The ARMA model attempts to capture both of these effects.

$x_t = \alpha_1 x_{t-1} + \alpha_2 x_{t-2} + ... + \alpha_p x_{t-p} + w_t + \beta_1 w_{t-1} + \beta_2 w_{t-2} + ... + \beta_q w_{t-q}$

$(1 - \alpha_1 \text{B} - \alpha_2 \text{B}^2 - ... - \alpha_p \text{B}^p) x_t = (1 + \beta_1 \text{B} + \beta_2 \text{B}^2 + ... + \beta_q \text{B}^q) w_t$

In [None]:
from statsmodels.tsa.arima_process import ArmaProcess

alpha1 = 0.5
alpha2 = -0.25

beta1 = 0.5
beta2 = -0.3

ar = (1, -alpha1, -alpha2)
ma = (1,   beta1,   beta2)
process = ArmaProcess(ar, ma)
ma_samples = process.generate_sample(nsample=1_000, burnin=10)
plot_correlogram(ma_samples, 'MA(3) via statsmodels')

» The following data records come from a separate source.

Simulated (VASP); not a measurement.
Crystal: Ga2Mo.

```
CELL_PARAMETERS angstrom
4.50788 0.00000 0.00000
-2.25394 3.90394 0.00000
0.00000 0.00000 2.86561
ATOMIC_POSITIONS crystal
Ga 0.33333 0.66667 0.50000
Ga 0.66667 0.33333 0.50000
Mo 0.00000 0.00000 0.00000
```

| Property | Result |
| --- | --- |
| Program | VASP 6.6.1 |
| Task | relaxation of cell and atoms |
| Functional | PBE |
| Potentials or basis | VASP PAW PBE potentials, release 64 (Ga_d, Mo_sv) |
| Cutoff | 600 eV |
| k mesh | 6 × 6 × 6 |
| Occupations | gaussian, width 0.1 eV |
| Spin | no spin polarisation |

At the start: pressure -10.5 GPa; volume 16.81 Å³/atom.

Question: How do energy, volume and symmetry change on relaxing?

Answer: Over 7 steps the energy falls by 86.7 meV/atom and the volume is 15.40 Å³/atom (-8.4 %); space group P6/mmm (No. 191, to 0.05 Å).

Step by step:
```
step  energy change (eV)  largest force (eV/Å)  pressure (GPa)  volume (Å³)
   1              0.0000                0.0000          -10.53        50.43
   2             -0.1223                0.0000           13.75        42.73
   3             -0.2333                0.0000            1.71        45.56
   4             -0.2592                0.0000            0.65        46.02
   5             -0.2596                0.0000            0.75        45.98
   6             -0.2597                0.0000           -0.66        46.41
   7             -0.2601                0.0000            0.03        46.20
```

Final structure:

## Fitting an ARMA[p, q] model using the lowest Akaike Information Criteria (AIC) 

In [None]:
ar, i, ma = (0, 0, 0)

lowest_aic = float('inf')

for ar in range(1, 4):
    for ma in range(1, 4):

        order = (ar, i, ma)
        model = ARIMA(ma_samples, order=order, trend='n')
        result = model.fit()
        print(f'ARMA[{ar}, {ma}]: {result.aic:.2f}')
        if result.aic < lowest_aic:
            lowest_aic = result.aic
            best_order = (ar, i, ma)
            
model = ARIMA(ma_samples, order=best_order, trend='n')
result = model.fit()
print(result.summary())

In [None]:
plot_correlogram(result.resid, 'Residuals given fit to ARMA[p, q]')

In [None]:
import pandas as pd
import arch
import arch.data.sp500

# Assuming your time series data is stored in a DataFrame called 'data'
# with the time series in a column called 'timeseries_column'
data = arch.data.sp500.load()
timeseries = data["Adj Close"]

# Fit an ARMA(2,2) model to the time series
order=(2, 0, 2)
arma_model = ARIMA(timeseries, order=order, trend='n')
arma_results = model.fit()

# Extract the residuals from the ARMA model
residuals = arma_results.resid

# Fit a GARCH(1,1) model to capture heteroscedasticity in the residuals
garch_model = arch.arch_model(residuals, vol='Garch', p=1, q=1)
garch_results = garch_model.fit()
print(garch_results.summary())
print('Here we have fitted a GARCH model to the residuals\n\n\n')

# Combine the ARMA and GARCH models into a single model
combined_model = arch.arch_model(y=timeseries, x=arma_results.fittedvalues, vol='Garch', p=1, q=1)

# Fit the combined model to the data
results = combined_model.fit()

# Access the model summary and parameters
print(results.summary())


In [None]:
arma_results.forecast(10)